Childhood friends Patricia Delfine and Laurence Armstead didn't expect to see each other again, after parting ways under mysterious circumstances during high school. After all, the development of magical powers and the invention of a two-second time machine could hardly fail to alarm one's peers and families.

But now they're both adults, living in the hipster mecca San Francisco, and the planet is falling apart around them. Laurence is an engineering genius who's working with a group that aims to avert catastrophic breakdown through technological intervention into the changing global climate. Patricia is a graduate of Eltisley Maze, the hidden academy for the world's magically gifted, and works with a small band of other magicians to secretly repair the world's ever-growing ailments. Little do they realize that something bigger than either of them, something begun years ago in their youth, is determined to bring them together--to either save the world, or plunge it into a new dark ages.

A deeply magical, darkly funny examination of life, love, and the apocalypse.

Friends! What do you do when you deeply want to like a book and you just can't? Well, I suppose you take out all your feels in a review. Fair warning, this review discusses abuse, and, after a while and a marked cut, spoilers.

All the Birds in the Sky is a book about tropes, which is not surprising coming from the former editor in chief of io9. As the Tor.com review puts it, "it’s also a book about 'these sorts of stories' and genre fiction, though less directly." It's a blend of sci fi and fantasy tropes, and of tropes about the two coming together. Sci fi + fantasy is my stop — it's what I write myself, and I was very excited to see a mainstream book that mixed the genres. However, I ended up not really liking the execution. Patricia, a cis woman, represents magic/nature and is a witch. Laurence, a cis man, represents technology and science and is an engineering genius. Wired says that Charlie Jane Anders "worried a lot about playing into expectations", and in many ways I feel she was right to worry. The setup is not just classic, it's classical, drawing on the oldest associations of the masculine and the feminine in our culture. But as I said, this is a book about tropes — and about playing with them. The whole thing has a punchline that subverts many of the tropes that had been in play up to that point, but I'll discuss that after the spoiler cut. First, I want to talk about some things about the book that I liked!

Positive stuff! )

With slightly less enthusiasm I can also recommend the writing, which was by and large smooth with a surprisingly effective image or two scattered here and there like gems. I want to pull out a piece that worked for me and shows many of the themes of the book:
But maybe Laurence had been right and these devices were what made us unique, as humans. We made machines, the way spiders made silk. Staring at the red wasp-shaped chassis, she thought of how disgusted she had been with Laurence, not long ago. And maybe she shouldn't judge him — judging was a kind of Aggrandizement — and maybe this device was a culmination of everything she'd always admired about him from the start. And, yes, a sign that they'd both won out, over the Mr. Roses of the world.

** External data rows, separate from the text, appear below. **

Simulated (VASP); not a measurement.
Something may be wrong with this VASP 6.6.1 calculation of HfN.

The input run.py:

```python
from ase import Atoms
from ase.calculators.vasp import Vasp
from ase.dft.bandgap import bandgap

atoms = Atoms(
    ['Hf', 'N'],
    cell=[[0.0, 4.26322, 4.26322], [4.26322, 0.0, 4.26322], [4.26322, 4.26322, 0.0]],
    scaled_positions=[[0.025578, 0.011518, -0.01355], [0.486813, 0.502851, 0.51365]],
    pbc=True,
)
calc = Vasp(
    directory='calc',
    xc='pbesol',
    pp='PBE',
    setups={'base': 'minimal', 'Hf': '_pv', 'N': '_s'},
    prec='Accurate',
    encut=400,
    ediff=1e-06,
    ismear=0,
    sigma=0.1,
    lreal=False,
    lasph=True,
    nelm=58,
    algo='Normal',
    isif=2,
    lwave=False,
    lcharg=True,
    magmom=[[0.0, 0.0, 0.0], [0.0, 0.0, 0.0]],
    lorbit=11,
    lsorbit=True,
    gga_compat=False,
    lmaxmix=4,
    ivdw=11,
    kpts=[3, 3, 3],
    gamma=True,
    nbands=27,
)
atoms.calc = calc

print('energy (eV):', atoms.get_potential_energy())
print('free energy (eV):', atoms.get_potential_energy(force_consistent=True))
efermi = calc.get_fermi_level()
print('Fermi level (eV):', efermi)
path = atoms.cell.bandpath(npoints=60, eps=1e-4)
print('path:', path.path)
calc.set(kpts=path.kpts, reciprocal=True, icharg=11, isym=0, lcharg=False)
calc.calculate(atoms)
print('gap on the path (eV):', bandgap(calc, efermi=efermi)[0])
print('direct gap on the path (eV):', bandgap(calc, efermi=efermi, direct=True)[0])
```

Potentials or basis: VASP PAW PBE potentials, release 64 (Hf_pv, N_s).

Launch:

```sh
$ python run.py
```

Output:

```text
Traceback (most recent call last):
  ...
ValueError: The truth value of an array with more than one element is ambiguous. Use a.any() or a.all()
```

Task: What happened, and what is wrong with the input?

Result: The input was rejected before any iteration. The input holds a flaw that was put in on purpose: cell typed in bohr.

"It's beautiful," she said.
p.151-152

In some places, it really works.

It's just that things get a bit tonally weird at various points, and this is where we transition to some talk about abuse and personal reactions.

Abuse and Personal Reactions )

Now, on to the spoilers!

Spoilers below )

Notes

  1. This is not to say I think the book overall reads like YA, because (a) it doesn't and (b) "this should be in the YA section" is often lobbed at women and is a form of gatekeeping, preventing women's stories from joining mainstream SFF adult literature and harking back to how women are seen as more juvenile and called by juvenile names. No thank you. (back to text)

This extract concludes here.